On Tuesday night, The New York Times alleged that Rep. Matt Gaetz (R–Fla.) is “under investigation over possible sex trafficking” of a minor. Gaetz has denied the allegations and spun some accusations of his own, involving a former federal prosecutor attempting to extort his family.
According to “three people briefed on the matter,” Gaetz “is being investigated by the Justice Department over whether he had a sexual relationship with a 17-year-old and paid for her to travel with him,” the Times reported. “Investigators are examining whether Mr. Gaetz violated federal sex trafficking laws, the people said.”
The Times doesn’t go into any more specifics about Gaetz’s alleged relationship or how the activity described constitutes sex trafficking. But on Fox News last night, Gaetz denied traveling with a 17-year-old (“people can look at my travel records and see that that is verifiably not the case,” he told Tucker Carlson) or having a relationship with a 17-year-old (“that’s totally false,” Gaetz said).

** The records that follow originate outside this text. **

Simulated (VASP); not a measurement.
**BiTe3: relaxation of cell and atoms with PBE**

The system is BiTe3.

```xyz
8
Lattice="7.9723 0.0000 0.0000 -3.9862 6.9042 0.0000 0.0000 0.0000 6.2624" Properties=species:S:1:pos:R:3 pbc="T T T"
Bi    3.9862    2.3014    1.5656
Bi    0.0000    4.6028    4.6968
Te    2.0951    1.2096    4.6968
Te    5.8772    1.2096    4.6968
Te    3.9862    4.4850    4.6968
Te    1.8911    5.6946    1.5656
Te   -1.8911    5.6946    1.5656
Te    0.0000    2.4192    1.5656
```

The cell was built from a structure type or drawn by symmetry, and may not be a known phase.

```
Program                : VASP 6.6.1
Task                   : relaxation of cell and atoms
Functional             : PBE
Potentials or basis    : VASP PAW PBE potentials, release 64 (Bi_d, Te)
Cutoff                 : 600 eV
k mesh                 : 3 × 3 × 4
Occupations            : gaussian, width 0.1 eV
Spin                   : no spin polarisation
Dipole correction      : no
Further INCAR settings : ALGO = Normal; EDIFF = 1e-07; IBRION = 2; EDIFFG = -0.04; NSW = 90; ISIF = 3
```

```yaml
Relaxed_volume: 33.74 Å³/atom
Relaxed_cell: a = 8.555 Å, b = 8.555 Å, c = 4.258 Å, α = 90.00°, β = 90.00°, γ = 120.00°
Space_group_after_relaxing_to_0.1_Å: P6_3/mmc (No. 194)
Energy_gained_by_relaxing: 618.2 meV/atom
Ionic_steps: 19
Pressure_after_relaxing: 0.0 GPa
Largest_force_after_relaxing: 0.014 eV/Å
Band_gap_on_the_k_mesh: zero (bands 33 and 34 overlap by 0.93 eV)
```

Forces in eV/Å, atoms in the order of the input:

Gaetz went on to say that he was being extorted by people demanding $25 million from his dad “in exchange for making horrible sex trafficking allegations against me go away.”
For more than a decade, sex trafficking has occupied a central place in modern crime panic and fears for child safety. To many, it conjures images of abduction, smuggling across borders, confinement, and physical violence. As a legal matter, it needn’t actually involve any of these things. No matter which version we go by, however, it’s hard to see how the conduct alleged in this case—while morally suspect and quite possibly a violation of some criminal laws—qualifies.
The federal prohibition on sex trafficking (18 U.S. Code § 1591) specifically relates to commercial sex—a.k.a. prostitution—involving force, fraud, or coercion and/or people under age 18. Passed in 2000 and expanded every few years since, it implicates anyone who “recruits, entices, harbors, transports, provides, obtains, advertises, maintains, patronizes, or solicits by any means a person” knowing that force, threats of force, fraud, or coercion “will be used to cause the person to engage in a commercial sex act, or that the person has not attained the age of 18 years and will be caused to engage in a commercial sex act.” Commercial sex act is defined under federal law as “any sex act, on account of which anything of value is given to or received by any person.”
Some have argued that if Gaetz paid for someone he was having sex with to travel with him, this constitutes commercial sex. But the key thing when it comes to “commercial sex acts”—whether we’re talking about activity between consenting adults or activity that would qualify as criminal sex trafficking—is that any payment must be in exchange for sex. The payment needn’t be a direct monetary exchange, but it must be quid pro quo.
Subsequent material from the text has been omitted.